DA urged to fund programs for farmers

By MARVYN N. BENANING
October 13, 2009, 5:57pm

Organic farming advocates have asked the Department of Agriculture  (DA) to fund and implement programs designed to strengthen the capability of farming to sustain itself and battle drought and floods.

Lawyer Efren Moncupa, lead convenor of Go Organic! Philippines, said that aside from promoting environment-friendly food production practices, DA should integrate disaster preparedness and risk reduction to food security programs.

Moncupa, a former agrarian reform undersecretary, who is now with the Bataan-based Malasimbu Agricultural Cooperative, stressed that agriculture is vulnerable to extreme weather events because of climate change and it is best for the government to protect the sector from calamities in any way possible.

“The government should allocate adequate fund for disaster preparedness, to reduce risk of losing billions worth of investment in the agriculture sector. Otherwise, our economy will continue to be vulnerable to natural calamities,” he said.

La Liga Policy Institute (LLPI) managing sirector Roland Cabigas, also a convenor of Go Organic! Philippines, said timely government intervention to protect the interest of the agriculture sector, particularly the resource-poor farmers, is needed.

He cited the damage brought about by Ondoy to agriculture, which has now breached P12 billion.

“We can not dismiss the fact that such damage will severely affect small farmers who are still reeling from the impacts of the global economic crisis,” Cabigas said.

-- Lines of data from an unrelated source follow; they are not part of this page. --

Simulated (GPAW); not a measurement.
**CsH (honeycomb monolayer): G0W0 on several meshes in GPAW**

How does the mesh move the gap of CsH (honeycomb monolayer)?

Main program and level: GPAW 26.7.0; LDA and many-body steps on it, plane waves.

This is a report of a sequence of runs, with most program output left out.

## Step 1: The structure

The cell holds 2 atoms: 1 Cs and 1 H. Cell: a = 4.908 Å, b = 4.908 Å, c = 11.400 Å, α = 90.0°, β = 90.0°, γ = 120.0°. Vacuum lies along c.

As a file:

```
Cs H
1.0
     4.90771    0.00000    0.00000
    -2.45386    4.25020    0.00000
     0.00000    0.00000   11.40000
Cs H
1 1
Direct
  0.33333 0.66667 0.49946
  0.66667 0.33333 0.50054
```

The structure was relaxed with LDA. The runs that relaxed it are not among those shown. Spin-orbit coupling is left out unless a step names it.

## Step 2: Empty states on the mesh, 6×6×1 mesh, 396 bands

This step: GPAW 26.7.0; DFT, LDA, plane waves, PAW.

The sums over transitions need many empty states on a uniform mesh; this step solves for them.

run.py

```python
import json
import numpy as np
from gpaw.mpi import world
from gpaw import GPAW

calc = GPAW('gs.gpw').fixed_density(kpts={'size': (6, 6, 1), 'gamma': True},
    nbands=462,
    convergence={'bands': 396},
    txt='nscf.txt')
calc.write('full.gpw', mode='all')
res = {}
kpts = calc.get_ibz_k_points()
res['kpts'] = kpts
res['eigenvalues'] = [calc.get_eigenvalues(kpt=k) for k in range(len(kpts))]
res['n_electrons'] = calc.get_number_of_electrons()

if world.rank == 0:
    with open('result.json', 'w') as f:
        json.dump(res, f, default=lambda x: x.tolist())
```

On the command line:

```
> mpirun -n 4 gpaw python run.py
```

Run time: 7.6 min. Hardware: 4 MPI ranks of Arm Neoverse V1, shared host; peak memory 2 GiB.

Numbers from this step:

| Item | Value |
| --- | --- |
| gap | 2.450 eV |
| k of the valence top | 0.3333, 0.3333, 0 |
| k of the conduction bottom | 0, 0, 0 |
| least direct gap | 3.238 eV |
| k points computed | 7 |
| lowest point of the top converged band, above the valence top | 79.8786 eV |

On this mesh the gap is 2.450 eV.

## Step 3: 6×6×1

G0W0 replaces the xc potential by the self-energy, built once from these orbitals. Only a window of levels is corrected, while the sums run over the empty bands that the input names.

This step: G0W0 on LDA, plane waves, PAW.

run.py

A member of the Alternative Budget Initiative (ABI), a consortium of non-government organizations which has been actively engaging the government in the budget process, LLPI identified lack of national framework for disaster preparedness and risk reduction in response to climate change in the proposed P1.54 trillion budget for 2010.

ABI is proposing increased allocation for the DA to implement actions to make the 2010 budget “climate sensitive.”

This include an additional P500 million for capacity building for farmers on organic agriculture and biodynamic farming, P50 million for research, development and piloting of climate change-resilient crops and livestock, and P100 million for research, development and piloting of sustainable farming systems. The group is also proposing to re-align P500 million for capacity building of farmers on organic farming.

Part of the P100 million for research, development and piloting of sustainable farming systems, the group proposed, should be used to study climate change effects such as drought and flood, with the end goal of minimizing losses on the part of the farmers.

“If we need to re-design farming to prevent huge economic losses because of drought and typhoons, then we should and only through timely government intervention such as providing adequate fund can address this climate change challenge,” Cabigas said.